Looks like Lilwolf beat you to the AT power connector trick:

http://forum.arcadecontrols.com/index.php/topic,20716.0.html

paigeoliver:
The Williams' sticks do the actual 49-way action perfectly with the SJC, so I assume they will also do this perfectly with the new encoder as well.

SirPoonga:

--- Quote from: Hoagie_one on March 06, 2005, 07:45:32 pm ---while we are adding features, why not add a 12 way mode so we can play guerilla war\ikari\etc etc

--- End quote ---

What mahuti said.

People get confused by this terminology.

2way, 4way, 8way means the directions the joystick can only have 4 or 8 directions.  up/down/left/right for 4way, include diagonals for 8way.

12 position rotory josystick is a mechanical rotory joy that has 12 "clicks" in order to rotate the joystick 360 degrees.  They are 8way joysticks that can rotate.  There'd 12 rotated positions.  In fact, optical rotories are just a 8way joystick ontop of a spinner.
It's actually 12 position, not 12 way.  Most people will call the 12 position rotory a mechanical rotory, and the optical verion optical rotory.
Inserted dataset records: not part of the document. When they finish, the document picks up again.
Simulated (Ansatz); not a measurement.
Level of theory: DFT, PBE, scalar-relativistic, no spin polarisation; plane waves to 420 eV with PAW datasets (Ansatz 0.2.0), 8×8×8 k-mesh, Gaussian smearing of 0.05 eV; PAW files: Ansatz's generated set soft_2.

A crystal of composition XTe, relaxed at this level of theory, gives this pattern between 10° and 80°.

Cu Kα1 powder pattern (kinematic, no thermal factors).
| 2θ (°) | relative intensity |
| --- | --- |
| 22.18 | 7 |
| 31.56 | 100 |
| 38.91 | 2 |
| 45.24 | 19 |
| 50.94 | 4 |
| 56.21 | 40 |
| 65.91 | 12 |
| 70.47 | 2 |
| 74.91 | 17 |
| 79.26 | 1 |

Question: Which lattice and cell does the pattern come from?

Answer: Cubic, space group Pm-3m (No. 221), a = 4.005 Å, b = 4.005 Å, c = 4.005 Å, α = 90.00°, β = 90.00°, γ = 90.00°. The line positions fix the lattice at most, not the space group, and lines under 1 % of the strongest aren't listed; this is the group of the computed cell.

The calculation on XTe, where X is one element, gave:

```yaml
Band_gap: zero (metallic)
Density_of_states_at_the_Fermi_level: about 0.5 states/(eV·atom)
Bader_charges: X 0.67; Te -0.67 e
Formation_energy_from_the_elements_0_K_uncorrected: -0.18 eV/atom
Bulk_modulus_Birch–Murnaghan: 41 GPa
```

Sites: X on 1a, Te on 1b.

49way joys are just as described here, there's a grid of optics that detects where the joystick was.  It was a cheap simple way to have psuedo low resolution analog type joystick.  For games like Arch Rivals you trigger the first optics while pushing left your character will walk, the next optic your character will jog, the 3rd optic your character will run.

Grasshopper:
Getting back to the issue of mode switching through software, I've been thinking about this a bit more and I don't think it would be essential to upload data to the device.

If I understand correctly Raw49 mode simply takes the X/Y values of the joystick and scales them up to the number of bits that HID devices use to represent analogue values (I might be simplifying a bit).

It should be possible to write a simple driver that would reverse this process to get back to the original grid position and then convert that position through software to one of the seven modes available. If writing a Windows (or Linux?) driver is too much work (I'm assuming DOS is out of the question as this is a USB device) then I'm sure someone here could come up with a hacked version of MAME that did the same thing.

I apologise if someone else here has already come up with this idea, but this thread is getting too long to read!

One further thing, someone suggested earlier in the thread that the 49 way sticks have a square restrictor plate. Can someone confirm whether this is true? This bothers me a bit because I think this idea will only work if the 49 way joysticks have circular restrictor plates.

NoOne=NBA=:

--- Quote from: Grasshopper on March 07, 2005, 02:18:22 pm ---Getting back to the issue of mode switching through software, I've been thinking about this a bit more and I don't think it would be essential to upload data to the device.
--- End quote ---

You're not really uploading data.
You are changing the way the device operates.


--- Quote ---It should be possible to write a simple driver that would reverse this process to get back to the original grid position and then convert that position through software to one of the seven modes available.
--- End quote ---

Yes, but in doing so, the device itself is no longer doing the conversions externally.
This means that the computer now has to interpret EVERY command it is given.
The nice thing about this device is that it is capable of outputting DIGITAL signals.
Having a program that would do a post input D-A conversion, would completely bypass this system.

I think that any time spent on a "driver" for this would be better spent rigging external programming software, that would trigger the device to switch modes.
This would require only ONE input from the software, and wouldn't require the computer to perform any conversions DURING the game.


--- Quote ---One further thing, someone suggested earlier in the thread that the 49 way sticks have a square restrictor plate. Can someone confirm whether this is true?
--- End quote ---

The Happ's sticks are rubber grommet/round restrictor.